I have CUDA code in a package that I maintain. I create one CuArray
from CUDAdrv.jl
(to make space for multiple CURAND generators), and multiple CuArray
s from CuArrays.jl
to call kernels I wrote myself, and to use CuArrays.CUBLAS.gemm
, which itself allocates memory for the return.

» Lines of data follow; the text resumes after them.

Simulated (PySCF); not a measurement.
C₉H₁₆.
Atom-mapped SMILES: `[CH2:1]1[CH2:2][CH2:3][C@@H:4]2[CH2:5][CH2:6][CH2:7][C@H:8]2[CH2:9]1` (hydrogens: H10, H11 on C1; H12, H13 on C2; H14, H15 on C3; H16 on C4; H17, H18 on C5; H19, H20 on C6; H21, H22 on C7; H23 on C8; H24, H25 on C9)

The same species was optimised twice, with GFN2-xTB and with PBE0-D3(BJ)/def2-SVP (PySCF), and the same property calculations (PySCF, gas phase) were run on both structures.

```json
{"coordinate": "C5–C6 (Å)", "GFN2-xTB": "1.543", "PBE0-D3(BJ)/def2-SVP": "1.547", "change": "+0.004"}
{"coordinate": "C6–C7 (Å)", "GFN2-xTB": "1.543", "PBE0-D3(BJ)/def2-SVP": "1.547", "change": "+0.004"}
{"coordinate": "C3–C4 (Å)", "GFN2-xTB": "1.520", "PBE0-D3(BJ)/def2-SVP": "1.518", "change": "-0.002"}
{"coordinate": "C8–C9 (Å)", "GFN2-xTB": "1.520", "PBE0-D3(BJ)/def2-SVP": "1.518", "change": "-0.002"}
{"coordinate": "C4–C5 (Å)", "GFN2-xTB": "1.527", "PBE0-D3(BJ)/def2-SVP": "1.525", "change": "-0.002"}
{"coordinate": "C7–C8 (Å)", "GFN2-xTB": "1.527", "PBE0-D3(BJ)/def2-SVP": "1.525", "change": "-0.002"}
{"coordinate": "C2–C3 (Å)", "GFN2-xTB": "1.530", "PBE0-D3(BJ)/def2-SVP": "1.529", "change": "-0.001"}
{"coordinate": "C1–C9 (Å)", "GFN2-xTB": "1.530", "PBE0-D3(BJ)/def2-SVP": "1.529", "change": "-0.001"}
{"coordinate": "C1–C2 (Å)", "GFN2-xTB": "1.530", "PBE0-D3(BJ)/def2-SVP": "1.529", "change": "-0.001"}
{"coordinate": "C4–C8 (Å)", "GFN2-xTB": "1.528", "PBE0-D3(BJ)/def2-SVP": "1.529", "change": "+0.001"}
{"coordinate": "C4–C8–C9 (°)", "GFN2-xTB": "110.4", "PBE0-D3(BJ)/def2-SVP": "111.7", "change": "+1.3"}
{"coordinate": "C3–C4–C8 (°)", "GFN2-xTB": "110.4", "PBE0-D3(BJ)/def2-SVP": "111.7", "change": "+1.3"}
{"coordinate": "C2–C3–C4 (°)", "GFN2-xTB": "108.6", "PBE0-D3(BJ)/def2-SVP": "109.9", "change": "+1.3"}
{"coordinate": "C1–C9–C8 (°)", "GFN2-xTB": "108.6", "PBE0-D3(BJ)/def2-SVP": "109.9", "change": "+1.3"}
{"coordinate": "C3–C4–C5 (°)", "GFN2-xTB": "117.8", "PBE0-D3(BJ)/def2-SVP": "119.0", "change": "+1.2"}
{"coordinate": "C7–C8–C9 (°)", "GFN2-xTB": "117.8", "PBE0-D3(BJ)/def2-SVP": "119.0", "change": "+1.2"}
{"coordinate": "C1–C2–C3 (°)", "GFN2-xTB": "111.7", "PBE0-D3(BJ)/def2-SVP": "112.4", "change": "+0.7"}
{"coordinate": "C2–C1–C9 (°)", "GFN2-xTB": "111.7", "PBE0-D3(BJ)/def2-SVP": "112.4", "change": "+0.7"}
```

I have tried this code on a machine with a GTX 1080 (8 GB) of RAM and it breaks after 10 or so calls. On a machine with a Titan XP (12 GB), the code runs well.
MWE:
(v1.0) pkg> develop https://github.com/una-dinosauria/Rayuela.jl.git
Due to https://github.com/JuliaLang/Pkg.jl/issues/465,
cd ~/.julia/dev/Rayuela
git pull
To get the latest changes. Now, the following script is the MWE:
using Rayuela
function callGPU(n::Int, nsplits::Int)
m, h, d = 8, 256, 128
X = rand(Float32, d, n)
B = convert(Matrix{Int16}, rand(1:256, m, n))
C = Vector{Matrix{Float32}}(undef, m)
for i=1:m; C[i] = rand(Float32, d, h); end
ilsiters = [4]
icmiters = 4
npert = 4
randord = true
V = true
B = Rayuela.encode_icm_cuda(X, B, C, ilsiters, icmiters, npert, randord, nsplits, V)
B
end
function main(breakit)
for i = 1:100
for j = 1:2
callGPU(100_000, 1)
GC.gc()
end
nsplits = breakit ? 2 : 10
callGPU(1_000_000, nsplits)
GC.gc()
end
end
breakit = true
main(breakit)
Hope this is minimal enough, although I can remove the Rayuela dependency if that is too much.